This post by Dave Cornthwaite and is part of an Adventure Blogging Chain I’m in with Tim Moss, Mark Kalch and Sarah Outen.
This post is particularly special as it’s written by one of us about one of us! This is Dave quite rightly singing the praises of Sarah Outen:
I write from Vancouver, Canada, where I’m preparing for a two week, 1400 mile pedal to Las Vegas on a tandem bike, alongside my good friend Sebastian Terry. I say ‘preparing’ but that’s popping too fine a word on it. We leave tomorrow morning, and I arrived a couple of hours ago. Why cut it so fine? You might ask. And I have an answer, a good one, there was something going on in London that I just wasn’t going to miss. It happened yesterday.
April Fools Day, London, 1pm. Sarah Outen paddles her kayak downstream, passes underneath Tower Bridge, waves at the crowd on the overpass above her, pauses for a minute to take a photo with her support kayaker Justine Curgenven, and then she continues. To her left, on the gangways of HMS President, more than 200 people wave banners and cheer. It’s a deserving send off for a young woman who has been planning her new endeavour for one year. In 2009 she broke three world records at the age of 24 by rowing solo across the Indian Ocean. She was the first woman to row that ocean alone, the youngest woman at the time to row any ocean, and the youngest person to row the Indian. It could easily have rested as the challenge of a lifetime, but Sarah decided to extend her adventuring career in the only way she knows how, by taking on the planet.
At heart it’s a simple, natural idea; to circumnavigate the globe under human power, but to consider doing so by multiple means and in such a way that makes you shake your head at the audacity of it all, well, it takes someone special to pull it off. Sarah Outen has never just been a talker. From the moment she conceived the idea of kayaking, rowing, and cycling around the world her poor Mum was resigned to the fact that not only would her daughter leave when she promised, but she’d never waiver from a commitment to taking on a continuous journey that is likely to keep her away from home for two and a half years.
Adventurers are a dime a dozen these days, who isn’t a bloody adventurer? I am! Look at me! Of course I am! I did something new once! Some dine on past glories, some are physically above the average grade, but the stand out Adventurers are undeniably impressive. Find me one thing that isn’t impressive about Sarah, dare you! I was on the phone to her last week, three days before this global extravaganza of hers, and she’s chatting away like she’s on holiday. The conversation went something like this:
‘Ootsy, how are you feeling, can I help with anything?’

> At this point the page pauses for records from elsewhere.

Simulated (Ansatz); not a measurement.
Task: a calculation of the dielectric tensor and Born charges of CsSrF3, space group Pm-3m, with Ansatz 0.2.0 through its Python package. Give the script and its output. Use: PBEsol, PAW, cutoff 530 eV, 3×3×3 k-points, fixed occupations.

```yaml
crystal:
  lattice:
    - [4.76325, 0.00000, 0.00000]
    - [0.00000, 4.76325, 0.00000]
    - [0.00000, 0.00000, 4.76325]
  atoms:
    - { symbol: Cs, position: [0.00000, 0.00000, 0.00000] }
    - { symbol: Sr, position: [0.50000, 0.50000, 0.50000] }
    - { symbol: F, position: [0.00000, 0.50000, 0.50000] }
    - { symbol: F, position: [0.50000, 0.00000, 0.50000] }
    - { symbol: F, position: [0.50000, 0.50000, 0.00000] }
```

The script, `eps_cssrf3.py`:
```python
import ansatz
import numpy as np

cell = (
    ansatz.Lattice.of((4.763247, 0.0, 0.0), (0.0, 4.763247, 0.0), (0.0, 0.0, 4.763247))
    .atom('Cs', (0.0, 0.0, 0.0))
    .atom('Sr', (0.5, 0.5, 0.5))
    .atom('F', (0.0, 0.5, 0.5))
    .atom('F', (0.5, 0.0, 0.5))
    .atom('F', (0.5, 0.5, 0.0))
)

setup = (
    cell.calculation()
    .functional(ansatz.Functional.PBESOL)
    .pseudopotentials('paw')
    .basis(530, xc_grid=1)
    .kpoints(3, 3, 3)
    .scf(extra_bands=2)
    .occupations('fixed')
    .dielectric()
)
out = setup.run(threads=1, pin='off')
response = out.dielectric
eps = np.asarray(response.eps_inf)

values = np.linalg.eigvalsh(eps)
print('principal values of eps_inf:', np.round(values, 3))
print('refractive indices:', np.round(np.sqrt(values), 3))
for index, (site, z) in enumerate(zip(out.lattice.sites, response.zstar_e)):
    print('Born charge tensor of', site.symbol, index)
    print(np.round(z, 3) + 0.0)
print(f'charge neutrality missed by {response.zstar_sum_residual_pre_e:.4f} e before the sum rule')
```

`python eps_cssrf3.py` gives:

‘All under control D-Man, we’re tying up loose ends with the website, finalising the tracking system, got some cool tech guys working on syncing up blogs and tweets and pictures with the online maps. Three busloads of schoolchildren heading to Tower Bridge on Friday, kit’s being reprinted because of the new sponsor. I’m so excited, it’s happening!’
‘Are you sleeping enough?’
‘I’m getting a bit.’
She’s about to go on a two and a half year journey under her own steam and within seconds we were talking about everyday stuff, like sleep. If anyone reading this hasn’t heard of Sarah Outen then for goodness sake go to www.sarahouten.com. She’s a role model for kids, for adults, for anyone who has no qualms about making Mars Bars their favourite topic of conversation. We Stand Up Paddleboarded 150 miles from Bath to London last year and at one point we happened to pass two elderly ladies on a Canal Boat. One of them fell in at that moment, the quay was too high, she would have drowned. I was just scrabbling around, trying to grab this woman’s limbs. Sarah saved her life. Instantly she came up with a plan and talked her through the steps that would eventually see her out of the water, gasping for breath, soaked and freezing. Special to witness.
The scale of Sarah’s current mission, London to London Via the World, is such that by the time I join her for a swift cycle across North America it will be late 2012. Between now and then she’ll have kayaked a chunk of the Thames and across the Channel, cycled the breadth of Europe and Asia, kayaked to Japan and rowed across the Pacific. Yesterday this sentence was thrown about with such wild abandon by experienced adventurers that it became cliched, ‘if anyone can do it, Sarah can.’ Cliches are there for a reason, they’re based on fact, and Sarah Outen is capable of it because she walks the walk however big the talk is. And in this case, it’s pretty big.
As I sit here in Canada I’ve just realised that destiny has dictated that I shall never leave Vancouver by anything but a form of bicycle. Seb and I are yet to decide who gets the back seat on the tandem, but we’ve set ourselves a very fun and silly task. It hit me last week that I’ve been so excited about jumping on this bike and experiencing America in all its guises that I’d forgotten this will be the third of my twenty-five 1000-mile journeys. Sure, 100 miles a day for two weeks will produce some aching limbs and some chafing that will surely make Seb whimper (I’m stoical, in these situations), but we’re already visualising pedalling those desert roads into Vegas and just thinking about it is enough to confirm that whatever it takes, we’re going to make it in time to open a business conference on the 17th April.
I daresay, in the briefest moments, Sarah will have allowed herself brief consideration on how it might feel to row or kayak back under Tower Bridge in 2013. A lot happens in two and a half years. She’ll be 27 when she finishes. She’ll have become the first woman to row non-stop, solo and unsupported across the Indian, Pacific and Atlantic oceans. She’ll be a good cyclist by then. And I know, without a doubt, that she’ll have run out of Mars Bars at least three weeks before the end. Thankfully, the initial consignment of her favourite foodstuff arrived 45 minutes before her thank you speech yesterday morning. Even the best of us have to allow for the odd glitch.
Good luck Sarah, you won’t need it at all.